Jacob (1761), the son of Thomas and Magdalena Adams, caught the eye of Maria, the
daughter of John and Mary Elizabeth Storm. They married in the chapel at
Conewago, PA. Perhaps inspired by his father’s copious grain crops, Jacob became a
distiller. His parents must have given
Jacob a firm moral grounding; in later life he disinherited a son for failing
“to fulfill an obligation”.
Together
Jacob and Maria raised 11 children.
Their
daughter Maria (born 1785) married one John Conrad, whom I always assumed was
another Englishman. Boy, was I wrong. His father John Kunrat claimed direct
descent from a German king and had been born in the contentious region of
Alsace-Lorraine, then located in the north-east of France. Germany on its
northern boarder, Switzerland to the south, with the Rhine River meandering
along its eastern boundary, its rich alluvial plains boast vineyards while its
up slopes are sprinkled with monasteries and castles. Its natives are neither
French nor German, but something in between: Alsatian.
Mr.
Kunrat immigrated to good old Frederick, Maryland, where his son John was born
in 1778. The family joined in the northwestern drift to Pennsylvania and some
of them are still there.
John Conrad seems
to have struggled financially. He was primarily a farmer, but occasionally
worked as a cabinetmaker, and even did a stint in a relative’s cobbler’s shop. His
brother Baltzer was well-known in the area as a master carpenter. His family
appears in obscure publications: Conewago
Chapel Founding Families, Catholic Trails West (vol.II) and a little tome called Valley of the Pines by D.J. Byrne. Obviously this branch of the family had
re-espoused Catholicism.
Maria died
a few days after giving birth to her eleventh child, in Conewago, PA at the
ripe old age of 38. So John piled his surviving family and household goods into
a heavy Conestoga wagon and plodded up the Old Kittanning Indian Trail west
to Loretto, PA. He mourned Maria for a few years, but had a quiver full of
motherless children to worry about. In 1827, when he was 49, he married 27-year
old Catherine Adelsburger. She bravely assumed responsibility for John’s 10
children (little Polly, referred to as “an invalid,” had died at the age of 12)

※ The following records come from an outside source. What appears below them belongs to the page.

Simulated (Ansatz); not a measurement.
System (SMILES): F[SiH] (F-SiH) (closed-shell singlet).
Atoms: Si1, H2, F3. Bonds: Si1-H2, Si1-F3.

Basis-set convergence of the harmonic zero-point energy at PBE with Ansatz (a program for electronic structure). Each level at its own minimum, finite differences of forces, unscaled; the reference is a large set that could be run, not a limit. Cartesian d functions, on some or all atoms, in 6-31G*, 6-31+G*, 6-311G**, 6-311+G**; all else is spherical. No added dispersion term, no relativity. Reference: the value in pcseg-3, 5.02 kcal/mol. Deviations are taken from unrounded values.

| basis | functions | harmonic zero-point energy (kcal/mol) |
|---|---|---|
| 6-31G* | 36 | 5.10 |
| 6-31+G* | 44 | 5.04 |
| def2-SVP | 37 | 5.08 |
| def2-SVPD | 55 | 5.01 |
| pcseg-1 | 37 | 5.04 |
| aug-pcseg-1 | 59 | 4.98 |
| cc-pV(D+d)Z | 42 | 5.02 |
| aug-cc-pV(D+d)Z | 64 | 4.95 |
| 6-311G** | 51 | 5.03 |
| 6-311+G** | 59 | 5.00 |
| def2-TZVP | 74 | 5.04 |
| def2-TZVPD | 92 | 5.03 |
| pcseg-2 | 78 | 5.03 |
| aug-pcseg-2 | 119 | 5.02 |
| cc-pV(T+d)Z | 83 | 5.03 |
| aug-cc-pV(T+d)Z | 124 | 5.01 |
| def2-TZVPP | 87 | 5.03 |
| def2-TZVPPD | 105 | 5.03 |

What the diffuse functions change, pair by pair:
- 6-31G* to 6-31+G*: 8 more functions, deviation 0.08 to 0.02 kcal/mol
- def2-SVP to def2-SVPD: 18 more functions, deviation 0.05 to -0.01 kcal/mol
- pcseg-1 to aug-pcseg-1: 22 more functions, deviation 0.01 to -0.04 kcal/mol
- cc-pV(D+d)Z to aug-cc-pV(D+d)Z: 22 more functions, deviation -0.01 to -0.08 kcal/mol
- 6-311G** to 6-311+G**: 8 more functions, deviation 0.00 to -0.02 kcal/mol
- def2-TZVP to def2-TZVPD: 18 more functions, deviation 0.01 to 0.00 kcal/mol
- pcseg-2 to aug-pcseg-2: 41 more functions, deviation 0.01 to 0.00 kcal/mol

and dutifully churned out three babies of her own in five years.
The
marriage proved to be brief. This notice
appeared in a local newspaper on 5 April 1832. Died: on Friday last, John Conrad, a respectable citizen of the
vicinity of Loretto, aged about 60 years. Mr. Conrad’s death was occasioned by
an injury received in rolling logs a few days before.
There is
a family tradition that John grew impatient waiting for his grandsons to stack
the logs, and decided to do it himself. The “young whippersnappers” involved
doubtlessly felt guilty for the rest of their lives. It’s always something. Anyway, the younger children of John and Maria were now
technically orphans, and there were all sorts of legal hearings about appointing
guardians for them.
Now our
family story gets a little, well, peculiar.
Loretto was a very small frontier town, and everyone knew everyone. And our penniless,
bereft Catherine certainly knew a widower with five young children named
Michael Fitzgibbons, a Limerick-born immigrant who had made his way to Loretto.
She married him as quickly as decency allowed (1833) and popped out her first
little Fitzgibbons nine months later. This was a daughter named Eleanor Ellen
after Michael’s dead first wife. Two more children followed, and one of them,
John (named after her dead first husband) chose to ditch the “Fitz” and just be
“Gibbons”. Having shown due respect to the Dearly Departeds, Catherine named
her last child Michael after his (then living) father.
Catherine
and Michael had a long life together, and when he died she erected a fine big
cross over him, inscribed In Memorium
[sic] of/Michael
Fitzgibbons/died/Jan.25,1862/in the 77th year of/his life. She
followed him to the grave a few years later.